3–4 minutes

‘You have to start. There is no point planning and plotting and waiting for the right moment, you just have to start doing it. Second piece of advice, you have to finish, you cannot publish an unfinished book.’

It’s a cold October morning when I call Jay Neill from Norwich. I am sitting at my desk and he’s sitting at his, in his home in the South of England. I have called to talk about his debut novel, The Terminus of All Things.

Anyone who has followed Jay’s TikTok, knows that this is a project he has been working on for a long time. There he has detailed his journey from the writing of the first draft all the way up to publication.

TikTok has been crucial to Jay throughout the writing of his novel, in fact he says it has ‘Been the most fun part of the whole thing.’ He found an unexpected community there, ‘The reasons that people or authors go on TikTok is because they think they’re going to sell books.’

Jay tells me, ‘everyone tells them you have to. You have to start six months before your book comes out. And that’s the only way you’re going to use it, to sell books.’ For Jay however, purely chasing people to buy his book wasn’t what he found most important, but rather the community he built from receiving real-time feedback from other people also on the same journey.

In one of his TikTok’s Jay says that D, a tale of Two Worlds by Michael Faber, was the main inspiration for his novel, or rather he thought he could write something better than it. It was inspiration for him, ‘not because I like it,’ he tells me now, ‘I don’t think it’s very good. But there are some brilliant ideas in there that I thought needed somebody to write them, write them better.’  

When I asked him about the other novels that helped inspire his world building, he told me about The City & the City by China Melville. Melville uses a vagueness of time period, and has the protagonist introduce this alternative world, which inspired Jay to write his own alternative world ‘Endland’.
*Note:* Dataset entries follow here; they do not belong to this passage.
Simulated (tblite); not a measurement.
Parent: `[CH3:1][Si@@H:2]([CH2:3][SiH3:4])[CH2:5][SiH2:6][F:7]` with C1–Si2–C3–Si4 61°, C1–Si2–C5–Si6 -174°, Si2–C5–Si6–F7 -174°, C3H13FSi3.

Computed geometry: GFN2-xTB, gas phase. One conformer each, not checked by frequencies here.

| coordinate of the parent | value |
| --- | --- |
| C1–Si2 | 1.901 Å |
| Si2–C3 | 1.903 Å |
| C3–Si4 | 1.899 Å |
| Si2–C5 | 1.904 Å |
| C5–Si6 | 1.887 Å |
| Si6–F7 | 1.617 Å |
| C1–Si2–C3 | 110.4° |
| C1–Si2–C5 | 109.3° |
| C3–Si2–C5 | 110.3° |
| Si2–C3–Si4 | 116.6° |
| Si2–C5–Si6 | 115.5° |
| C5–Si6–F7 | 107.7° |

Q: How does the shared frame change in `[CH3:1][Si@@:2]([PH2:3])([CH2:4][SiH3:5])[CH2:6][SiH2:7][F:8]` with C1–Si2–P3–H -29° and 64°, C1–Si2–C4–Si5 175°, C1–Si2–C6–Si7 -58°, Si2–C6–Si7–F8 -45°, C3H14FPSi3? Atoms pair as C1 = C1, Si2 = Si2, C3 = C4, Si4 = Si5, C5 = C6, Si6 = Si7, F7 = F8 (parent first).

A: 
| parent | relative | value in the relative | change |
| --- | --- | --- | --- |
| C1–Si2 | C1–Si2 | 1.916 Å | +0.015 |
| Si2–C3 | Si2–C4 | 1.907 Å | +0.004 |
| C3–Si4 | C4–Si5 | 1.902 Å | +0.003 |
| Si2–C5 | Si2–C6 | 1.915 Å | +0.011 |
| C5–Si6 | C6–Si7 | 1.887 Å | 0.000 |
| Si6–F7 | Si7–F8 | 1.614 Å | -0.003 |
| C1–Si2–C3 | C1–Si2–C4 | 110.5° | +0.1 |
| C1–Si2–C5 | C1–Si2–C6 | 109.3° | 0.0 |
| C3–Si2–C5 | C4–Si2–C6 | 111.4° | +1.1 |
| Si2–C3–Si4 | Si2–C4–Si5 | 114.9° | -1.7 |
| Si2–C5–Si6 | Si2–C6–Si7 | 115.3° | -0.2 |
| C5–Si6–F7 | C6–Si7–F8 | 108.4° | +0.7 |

There is little exposition in Melville’s book and Jay wanted to do the same, ‘as the reader you discovered Endland at the same time that Jack was discovering it.’ This pulls the reader in, like Jack, as they are forced to make sense of a new world from the fragments they understand.

When I ask him the all-important question: How do you write a debut novel, in particular, as an indie author? He takes a moment to think. ‘Number one piece of advice is you have to start. So there’s no, planning and plotting and waiting for the right moment to do it. You’ve just have to start doing it. Second piece of advice, you have to finish, you cannot publish and unfinished book. So you have to force yourself to get through it.’ Jay is focused on getting things done.

He tells me about his family holiday where he originally wrote the first chapter. ‘It was a really wet holiday,’ he remembers, ‘So I had these two or three hours every day where nobody was doing anything, and suddenly found I’d written five, six chapters.’

The world of self-publishing is far more complicated than it seems, ‘although everyone says we’re not competing with each other, really you are. You know, you’re all trying to create a cover that is more attractive than the other cover that’s going to be next to it when you’re browsing through Amazon.’ But Jay doesn’t forget the community that he found.

Even though no one fully knows the perfect steps to self-publish a book, they are all eager to help each other out. ‘You just have to ask a question and you will get 30 people weighing in with their opinion about what you should do.’ Whilst the act of writing a book is a solitary task, it is clear, that to Jay, this is where he has found community. He has invited people into his world, and in return he has been invited into theirs.